International judges in the case of Kenyan Vice-President William Ruto have barred the use of recanted testimony.
The decision means prior recorded witness statements cannot be used by prosecutors at the International Criminal Court (ICC) in this case.
Key witnesses in the case changed their statements, which prosecutors said was due to intimidation and bribery.
Mr Ruto, who is being tried over unrest that followed 2007 elections, denies charges of crimes against humanity.
About 1,200 people were killed in the violence.
The latest ruling overturns a previous decision by judges to allow five of the witnesses’ original statements to be included because they were convinced the witnesses had been interfered with.
Analysis – Anna Holligan, BBC News, The Hague
Whichever way you look at it, this is a blow to the prosecution. It means they have lost evidence from five key witnesses.
However, the precise impact is hard to judge because so many of these hearings have been held in private session.
It partly depends on what else the prosecution has. If the prosecution doesn’t have sufficient evidence this could go the same way as the case against President Uhuru Kenyatta and the charges may be thrown out of court.
The ICC is already considering a motion of no case to answer from Mr Ruto’s lawyers.
That argument was heard in January and today’s decision could have a bearing on it.
This use of prior testimony falls under Rule 68 of the Rome Statute, which set up the ICC.
But William Ruto’s defence team argued this was unfair because changes to the rule were brought in after the case against him and his fellow defendant, the journalist Joshua arap Sang, had started.
“The prior-recorded testimony was delivered without an opportunity for the accused to cross-examine the witnesses,” said presiding judge Piotr Hofmanski.
Mr Sang, who is accused of using his radio show to organise attacks in the election aftermath, said the decision was “one step to our freedom”.
Mr Ruto is one of the most senior government officials to be tried by The Hague-based court since its formation more than a decade ago.

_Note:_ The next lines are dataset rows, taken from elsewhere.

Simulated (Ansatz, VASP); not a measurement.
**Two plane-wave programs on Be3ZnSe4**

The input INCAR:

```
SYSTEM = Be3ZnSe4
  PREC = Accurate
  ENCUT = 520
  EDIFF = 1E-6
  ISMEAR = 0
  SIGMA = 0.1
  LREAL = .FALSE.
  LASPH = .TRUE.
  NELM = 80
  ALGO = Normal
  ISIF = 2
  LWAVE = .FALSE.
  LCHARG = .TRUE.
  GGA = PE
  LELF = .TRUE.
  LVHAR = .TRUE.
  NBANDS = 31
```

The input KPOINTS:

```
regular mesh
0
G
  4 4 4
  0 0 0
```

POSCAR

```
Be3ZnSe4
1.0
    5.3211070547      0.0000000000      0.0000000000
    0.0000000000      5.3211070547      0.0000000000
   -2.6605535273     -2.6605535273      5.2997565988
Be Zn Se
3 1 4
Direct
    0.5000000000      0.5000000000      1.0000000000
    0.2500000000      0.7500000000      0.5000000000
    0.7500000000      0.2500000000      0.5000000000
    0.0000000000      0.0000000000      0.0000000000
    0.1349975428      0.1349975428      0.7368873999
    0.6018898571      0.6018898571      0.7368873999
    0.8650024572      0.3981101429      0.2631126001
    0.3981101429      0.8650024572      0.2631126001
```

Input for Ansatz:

In 2014, the ICC dropped similar charges against Kenyan President Uhuru Kenyatta, alleging that witnesses had been intimidated to make them change their testimony.
Mr Ruto and Mr Kenyatta were on opposite sides of the 2007 election, but formed an alliance that won the 2013 election.
The names of key suspects involved in the violence were handed over to the ICC by former UN Secretary General Kofi Annan, who brokered a power-sharing deal in Kenya in 2008.
Mr Annan’s move came after Kenyan politicians failed to set up a tribunal for those accused of instigating the attacks.
In January 2015, a key witness for Mr Ruto was found dead in Kenya after reportedly being abducted a few days earlier.
The ICC said Meshack Yebei had been offered protection in a safe location but had returned home.
Some 600,000 people fled their homes in the 2007 conflict – the worst in Kenya since independence.